Global goals, local solutions: EUKN report makes SDG’s relevant for cities  

By Sarah Bumberger

The Sustainable Development Goals (SDGs) are now 7 years old. One of the Humanity Hub members, the European Urban Knowledge Network (EUKN), recently released a report about localising the goals and their urban context.

It’s certainly not the first time we’ve heard how important it is to act now to ensure we meet the UN’s 17 Sustainable Development Goals (SDGs) by 2030. In 2015, 17 different general areas including “industry, innovation and infrastructure”, “good health and well-being” or “responsible consumption and production” have been split into more specific targets and indicators to offer a more in-depth vision of sustainable development. These goals are a shared plan of action for peace and prosperity for both people and the planet.

There is however a glaring issue: we’re now reaching the end of 2022 and some of the progress has been pegged back. That leaves only 8 years to end poverty, fight inequality and injustice, and tackle climate change.

So, what needs to change to successfully achieve the goals?

While the SDGs are global, their achievement will depend on our ability to make them a reality on a local level. It’s therefore important to translate these national frameworks to local actions.

On top of this, the SDGs explicitly acknowledge the important role that cities play in the pursuit of sustainable development. This is particularly the case with SDG11 which aims to “make cities and human settlements inclusive, safe, resilient and sustainable”.

Why? Due to the high concentration of people, infrastructure, housing and economic activities, cities are particularly vulnerable to climate change, natural disasters, fragility, and conflict. With 55% of the world’s population living in cities, the urban dimension is the most critical scale of implementation as it is closest to people’s lives.

At the same time, cities play a central role in implementing the 2030  Agenda for sustainable development. Looking at SDG11, the European Urban Knowledge Network (EUKN), Partner in the Horizon 2020 project CONEXUS, is working together with cities in Europe and Latin America, to map the contributions of piloted nature-based solutions (NBS) to the global goals. To give you a concrete idea of what NBS are: building wildlife tunnels over cities, green roofs and preserving forests are just two of hundreds of nature-based solution actions. Considering NBS as socio-ecological processes that are inspired and supported by nature, Conexus’ pilots can become arenas for localisation of one or more of the SDGs, while also generating evidence on the integrated benefits of NBS that could facilitate policy upscale.

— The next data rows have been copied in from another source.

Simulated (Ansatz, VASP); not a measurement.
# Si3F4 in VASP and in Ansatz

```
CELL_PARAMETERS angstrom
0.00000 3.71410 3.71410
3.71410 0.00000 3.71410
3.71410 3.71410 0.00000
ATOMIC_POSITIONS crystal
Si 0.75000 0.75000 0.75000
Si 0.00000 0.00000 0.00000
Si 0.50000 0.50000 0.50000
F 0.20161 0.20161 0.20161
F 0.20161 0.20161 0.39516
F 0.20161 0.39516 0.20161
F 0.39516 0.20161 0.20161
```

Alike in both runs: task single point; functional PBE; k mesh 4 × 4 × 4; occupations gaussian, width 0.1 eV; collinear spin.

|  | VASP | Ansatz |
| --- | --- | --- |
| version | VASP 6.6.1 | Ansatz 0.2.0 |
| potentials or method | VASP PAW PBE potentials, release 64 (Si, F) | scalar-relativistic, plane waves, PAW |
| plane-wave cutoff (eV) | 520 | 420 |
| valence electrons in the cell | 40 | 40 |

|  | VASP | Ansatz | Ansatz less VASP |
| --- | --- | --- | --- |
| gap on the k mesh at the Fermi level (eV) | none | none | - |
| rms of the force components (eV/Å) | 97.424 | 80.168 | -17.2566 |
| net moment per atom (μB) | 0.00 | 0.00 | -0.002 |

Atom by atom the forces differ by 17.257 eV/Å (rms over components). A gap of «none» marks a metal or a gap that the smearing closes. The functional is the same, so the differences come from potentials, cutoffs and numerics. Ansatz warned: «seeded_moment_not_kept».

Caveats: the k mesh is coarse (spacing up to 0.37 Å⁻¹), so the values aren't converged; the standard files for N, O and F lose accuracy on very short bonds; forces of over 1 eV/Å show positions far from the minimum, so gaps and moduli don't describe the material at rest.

Federica Risi, Policy Officer at EUKN says: “Nature-based solutions in cities are one meaningful instrument to tie the SDGs as global measures of sustainability to local places, and, more importantly to local communities and economies.” 

What works in one city may not work elsewhere, which means we also need multi-level governance and inter-institutional collaboration among the European Commission, the EU member states, cities, regions, and urban stakeholders, to hit the SDGs by 2030 and to create a healthy, just, and sustainable future.